PG&E: Rivals Want to Dodge ‘Serious Inquiry’ on Wildfire Liability

The Camp Fire rages through Paradise, Calif., on Nov. 8, 2018. (AP Photo/Noah Berger)

SAN FRANCISCO (CN) – Pacific Gas and Electric lawyers on Wednesday blasted a request to fast-track a rival bankruptcy plan favored by wildfire victims as an attempt to avoid a “serious inquiry” into the actual value of wildfire claims.

Confirming a competing Chapter 11 reorganization plan, which would cap wildfire claims at $25.5 billion compared to PG&E’s proposed $19 billion cap, would require a less thorough estimation of PG&E’s total liability, a PG&E lawyer told U.S. Bankruptcy Judge Dennis Montali during a status conference.

“They’re asking to have a very quick process in front of you that is pending before Judge Donato,” PG&E lawyer Stephen Karotkin said.

U.S. District Judge James Donato is overseeing the process of estimating PG&E’s total wildfire liability. An important piece of that estimate is also playing out in state court, where a jury will decide if PG&E is liable for the 2017 Tubbs Fire which killed 22 people and caused $6.2 billion in damage. Trials in both cases are set to begin early next year.

A group of bondholders and fire victims say their plan would make the Tubbs trial and estimation process moot because fire victims would agree to settle their claims regardless of the outcome.

Lawyers for PG&E and its shareholders say the estimation must still occur regardless to find out if the company is overpaying or underpaying fire claims.

“I see it as an effort to evade factual development,” PG&E shareholders’ attorney Bruce Bennett told the judge.

Representing bondholders, attorney Michael Stamer asked Montali to advance his clients’ plan, arguing it would help ensure PG&E exits bankruptcy by the June 30, 2020, deadline it must meet to access a state-created $21 billion insurance fund for future wildfire claims.

“Our intentions are to minimize delay and maximize the likelihood of a successful outcome,” Stamer said.

Stamer argued estimation carries a substantial risk because PG&E lacks financing to cover a higher payout to fire victims, a claim disputed by PG&E. The company and its shareholders say they could easily obtain funding from other sources that offer lower interest rates.

“There are other financial institutions willing to provide financing on substantially better terms,” Karotkin said.

The bondholders plan would wipe out 99.9% of stock value for non-PG&E employee shareholders and enable hedge funds, including the $35 billion Elliot Management, to take over PG&E’s board of directors.

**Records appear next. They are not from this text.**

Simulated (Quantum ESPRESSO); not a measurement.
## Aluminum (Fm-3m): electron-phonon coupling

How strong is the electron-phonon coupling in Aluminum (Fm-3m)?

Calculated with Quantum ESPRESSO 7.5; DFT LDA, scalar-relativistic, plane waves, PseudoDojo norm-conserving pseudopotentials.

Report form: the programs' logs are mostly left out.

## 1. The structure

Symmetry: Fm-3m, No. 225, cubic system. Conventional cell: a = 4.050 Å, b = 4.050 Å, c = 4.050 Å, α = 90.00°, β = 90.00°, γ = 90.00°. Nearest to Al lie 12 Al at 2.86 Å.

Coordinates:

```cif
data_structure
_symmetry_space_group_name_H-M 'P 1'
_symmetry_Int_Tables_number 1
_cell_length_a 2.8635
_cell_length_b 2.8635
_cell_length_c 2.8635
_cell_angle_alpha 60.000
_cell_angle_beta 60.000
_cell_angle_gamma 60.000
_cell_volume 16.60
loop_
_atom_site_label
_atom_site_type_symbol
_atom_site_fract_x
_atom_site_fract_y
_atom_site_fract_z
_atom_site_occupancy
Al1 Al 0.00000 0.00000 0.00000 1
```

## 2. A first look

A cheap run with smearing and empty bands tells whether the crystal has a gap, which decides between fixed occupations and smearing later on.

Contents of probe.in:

Karotkin said the bondholders are “not altruistic investors” looking to help fire victims or ensure California meets its clean energy goals, but rather corporate opportunists looking to acquire PG&E at a substantial discount that will raise costs for ratepayers.

Montali disagreed with the bondholders’ position that if their plan is confirmable, PG&E’s plan is “dead on arrival.”

“I don’t think the [bankruptcy] code says you dump the debtor’s plan because another plan can be confirmed,” Montali said.

The judge ultimately decided not to schedule a confirmation hearing for the bondholders’ plan, which would cap wildfire claims at $25.5 billion, including an $11 billion settlement with insurers, $1 billion settlement with 18 public entities and $13.5 billion for all other wildfire claims.

Cecily Dumas, a lawyer representing fire victims, said in court Wednesday that the federal government and California state agencies recently filed wildfire claims of $6.5 billion – leaving about $7 billion or less for individual uninsured fire victims under the bondholders’ plan.